I don't think there is any rule that you can follow to build the perfect number of farms, since it really depends on the situation. You can, however, make an informed decision about how many you should build.
To answer your second question first, if a tile is not being worked by a citizen it does not improve your gold, food, or production yield. The only situation where an unworked tile is beneficial is when it contains a luxury or strategic resource. If you aren't working the luxury/strategic resource, but it has the correct tile improvement, it will still be available.
With this in mind, there isn't really a need for 10 farms around a city with 2 citizens. If you listen to the AI recommendations for workers, it will often suggest you build only farms around a low-population city. This is more telling you "you should increase this city's population" rather than "there aren't enough farms." So when building tile improvements make sure you don't just overload on farms. A city with a population of 20 but no production or gold yield isn't nearly as useful as it could be.

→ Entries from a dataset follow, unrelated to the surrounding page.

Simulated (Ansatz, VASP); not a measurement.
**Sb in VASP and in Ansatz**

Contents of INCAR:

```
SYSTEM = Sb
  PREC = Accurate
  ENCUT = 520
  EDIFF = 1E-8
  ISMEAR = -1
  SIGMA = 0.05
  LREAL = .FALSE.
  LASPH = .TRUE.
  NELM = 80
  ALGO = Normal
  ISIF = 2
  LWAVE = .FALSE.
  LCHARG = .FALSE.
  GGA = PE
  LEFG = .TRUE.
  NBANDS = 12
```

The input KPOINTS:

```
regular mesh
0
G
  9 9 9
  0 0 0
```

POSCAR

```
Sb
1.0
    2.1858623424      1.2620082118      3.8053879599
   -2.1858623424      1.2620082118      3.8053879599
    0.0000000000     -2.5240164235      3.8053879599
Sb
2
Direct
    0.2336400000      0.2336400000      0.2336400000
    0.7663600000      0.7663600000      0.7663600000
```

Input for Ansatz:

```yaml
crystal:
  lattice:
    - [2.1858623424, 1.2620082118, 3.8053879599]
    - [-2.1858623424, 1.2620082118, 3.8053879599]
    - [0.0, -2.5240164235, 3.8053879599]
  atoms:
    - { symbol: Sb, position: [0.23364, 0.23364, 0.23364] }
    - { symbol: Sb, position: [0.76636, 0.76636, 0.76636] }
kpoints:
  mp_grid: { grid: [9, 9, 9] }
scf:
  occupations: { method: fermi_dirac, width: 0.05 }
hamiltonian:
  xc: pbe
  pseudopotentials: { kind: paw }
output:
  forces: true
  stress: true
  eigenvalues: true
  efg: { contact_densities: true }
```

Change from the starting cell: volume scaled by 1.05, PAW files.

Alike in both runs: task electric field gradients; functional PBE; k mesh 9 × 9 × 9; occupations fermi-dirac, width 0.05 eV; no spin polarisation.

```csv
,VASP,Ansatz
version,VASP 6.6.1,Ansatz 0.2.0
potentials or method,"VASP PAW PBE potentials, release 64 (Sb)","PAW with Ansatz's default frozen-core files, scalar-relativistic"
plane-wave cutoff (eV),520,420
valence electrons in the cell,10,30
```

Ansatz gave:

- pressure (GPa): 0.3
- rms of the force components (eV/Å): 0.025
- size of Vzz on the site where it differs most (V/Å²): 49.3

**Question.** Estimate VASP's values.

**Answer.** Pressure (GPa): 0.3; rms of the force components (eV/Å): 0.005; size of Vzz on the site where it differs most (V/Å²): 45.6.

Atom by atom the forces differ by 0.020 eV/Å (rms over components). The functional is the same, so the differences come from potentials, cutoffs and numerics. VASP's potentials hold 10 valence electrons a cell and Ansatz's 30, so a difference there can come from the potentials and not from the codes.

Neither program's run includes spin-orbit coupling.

In general, try to always consider what improvement would be most effective on a given tile, and what your current goal is. If you have a small city, start by improving tiles that will give you the highest food yield. After you have a few food-generating tiles prepared, try to increase production. This will help you build things such as a water mill or granary in your city itself to further increase growth. After you have a decently sized city you should balance food, gold and production improvements. You want to maintain steady growth, but you also want your city to be as productive and as economically viable as possible.
There is no harm in replacing one tile improvement with another if necessary, but generally you should try to plan ahead by improving tiles in the most optimal manner from the start. City location is very important here, as if you're surrounded by deserts you will always have a weak city.